Senator Scott Beason hasn't apologized yet for saying “we need to empty the clip, and do what needs to be done” to save Alabama from illegal immigrants. Not even one of those wimpy “I'm sorry if anyone was offended” apologies, and the mainstream media has noticed Beason's lack of contrition.
The Birmingham News also noticed that the context Beason offered for his remark did nothing to help his case.
The incident is an example of why this editorial board had reservations when it endorsed Beason for re-election in November. Another came during December's special session, when Beason tried to torpedo one of then-Gov. Bob Riley's ethics reform bills that would regulate lobbyist spending on lawmakers and other public officials.
With a little more brain power, imagination and courage, Beason wouldn't have made such absurd, ham-handed comments, and he would apologize for making them.
The Tuscaloosa News says we don't need violent rhetoric from our leaders.
If an office worker suggested problems in the workplace should be fixed by 'emptying the clip,' he likely would find himself in a tough conversation with his boss. School administrators might take even sterner action against a student who made such a suggestion.
Beason so far has not apologized for his reckless remarks. He should do so.
John Archibald says words are powerful.
Ask Sen. Scott Beason. When he suggested the solution to the illegal immigration problem is to “empty the clip” into the issue, he learned that words — even those spoken to a group of like-minded people — are never fired into a vacuum.
They have echoed around the nation by now.
Of course they would, in a country crying out for gentler political rhetoric in the wake of the Arizona shootings.

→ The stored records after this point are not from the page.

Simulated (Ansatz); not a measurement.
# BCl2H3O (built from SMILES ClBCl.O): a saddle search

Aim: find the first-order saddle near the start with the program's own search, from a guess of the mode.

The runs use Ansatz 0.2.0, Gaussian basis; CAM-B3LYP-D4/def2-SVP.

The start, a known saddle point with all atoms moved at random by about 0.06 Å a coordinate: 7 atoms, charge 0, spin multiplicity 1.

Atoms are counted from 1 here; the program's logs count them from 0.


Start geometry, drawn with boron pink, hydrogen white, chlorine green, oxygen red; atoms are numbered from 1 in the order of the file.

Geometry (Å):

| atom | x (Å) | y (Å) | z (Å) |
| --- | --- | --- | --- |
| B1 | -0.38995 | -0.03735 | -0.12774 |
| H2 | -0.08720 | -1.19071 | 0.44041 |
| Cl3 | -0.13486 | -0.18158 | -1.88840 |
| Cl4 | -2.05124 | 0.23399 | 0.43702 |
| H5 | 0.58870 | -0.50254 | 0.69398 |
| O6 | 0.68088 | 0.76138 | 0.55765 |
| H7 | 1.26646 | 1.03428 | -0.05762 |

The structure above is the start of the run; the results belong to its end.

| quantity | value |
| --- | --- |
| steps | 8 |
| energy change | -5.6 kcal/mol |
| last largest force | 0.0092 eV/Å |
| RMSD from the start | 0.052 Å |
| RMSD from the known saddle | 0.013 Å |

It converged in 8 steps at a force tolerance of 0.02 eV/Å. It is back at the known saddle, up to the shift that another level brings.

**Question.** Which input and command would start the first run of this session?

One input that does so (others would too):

Of course they will, when a leading Alabama Senator weaponizes his words and aims them at a group of people who too often are the targets of hate.
By now Scott Beason probably regrets speaking those words at the Republican Club in Cullman, but so far he hasn't apologized either to the people who elected him for the embarrassment he's caused or to the immigrant community for — probably unintentionally — suggesting that we need to shoot brown people to protect our communities. Beason's words are going to be on the table until he mans up and eats them.